MANILA, Philippines – (UPDATE2) About 80,000 villagers have fled their homes as pullout of Moro fighters from North Cotabato ground to a halt Saturday, with the rebels “emotional” over stalled peace talks, and as clashes with government militiamen continued, officials said.

The Coordinating Committee on the Cessation of Hostilities (CCCH) met Saturday evening to discuss plans to implement the withdrawal of hundreds of Moro Islamic Liberation Front (MILF) rebels from five towns and at least nine villages in the central Mindanao province.

Hostilities have displaced 16,057 families, or about 80,000 individuals, according to the National Disaster Coordinating Council (NDCC).

“They are emotional because of the TRO. They are saying that if not for Manny Piñol, this would not have happened,” MILF Vice Chairman for political affairs Ghadzali Jaafar said in a phone interview.

Jaafar was referring to the temporary restraining order issued by the Supreme Court that stopped the signing of a memorandum of agreement between Manila and the MILF that was meant to pave the way for a final political settlement to end MILF’s 30-year fight for an independent Islamic state.

The high tribunal issued the TRO August 4 on the petition of Piñol and several officials of North Cotabato. Under the deal, the Autonomous Region in Muslim Mindanao (ARMM) would be expanded by including 712 more villages.

“We are trying to calm them down. We are talking to them, explaining to them the primacy of the peace process and that it is the decision of the CCCH [for them to leave North Cotabato],” Jaafar said.

Asked if there was a time frame for the pullout, which the MILF calls a “repositioning” of troops, Jaafar said: “The [MILF] Central Committee is not fond of giving time frames. We think this will not drag on, this could be finished by tomorrow [Sunday].”
On Friday, the government gave the MILF rebels 24 hours to leave the occupied villages or risk being forced out by the military but they delayed their withdrawal citing security concerns
The civil military affairs chief of the MILF, Eid Kabalu, said that their troops clashed with militia men and Army forces in Tapodoc village, Aleosan town, while their position in Balike village, in Midsayap town was shelled.

“They feel betrayed, they are repositioning and yet they are being attacked,” Kabalu said in a separate phone interview.

Kabalu also accused the militia men of “sabotaging” the pullout.

On Friday, at around 5 p.m., MILF and militia forces happened clashed in Dunguan village, the rebels’ jump off point to Maguindanao province, where they were ordered to return or “reposition,” said Brigadier General Reynaldo Sealana, who chairs the government side of the CCCH.

“The CAFGU [Civilian Armed Forces Geographic Unit] and the CVO [Civilian Volunteers Organization] in the area, when they saw the MILF, thought that they were under attack, so there was an exchange of fire,” Sealana said in a phone interview.

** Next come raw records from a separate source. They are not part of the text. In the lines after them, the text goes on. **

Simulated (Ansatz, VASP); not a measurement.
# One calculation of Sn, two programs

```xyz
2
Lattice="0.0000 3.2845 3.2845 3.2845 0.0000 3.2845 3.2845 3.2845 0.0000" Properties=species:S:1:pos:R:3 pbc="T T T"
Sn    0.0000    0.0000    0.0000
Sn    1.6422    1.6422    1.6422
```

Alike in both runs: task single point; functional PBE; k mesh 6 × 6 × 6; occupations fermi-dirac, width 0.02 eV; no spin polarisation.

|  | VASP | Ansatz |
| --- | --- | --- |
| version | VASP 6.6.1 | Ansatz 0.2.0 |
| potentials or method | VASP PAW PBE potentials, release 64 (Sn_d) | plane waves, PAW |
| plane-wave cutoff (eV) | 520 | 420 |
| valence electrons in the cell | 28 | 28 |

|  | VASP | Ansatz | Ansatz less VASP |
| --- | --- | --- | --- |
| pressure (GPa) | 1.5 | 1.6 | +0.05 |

Defense Secretary Gilberto Teodoro Jr. has mobilized concerned government agencies for relief efforts for the displaced residents, NDCC spokesman Anthoy Golez said in a text message to reporters.

A command post was set up in Libungan town “to facilitate a systematic relief effort,” he said.

Tulunan town had the most number of displaced families, 10,819 in 12 villages, followed by Aleosan with 3,273 families in six villages; Pikit with 1,034 families in five villages; Midsayap with 670 families in five villages; and Libungan with 261 families in three villages, Golez said.

The displaced residents were staying in their relatives houses, Golez said.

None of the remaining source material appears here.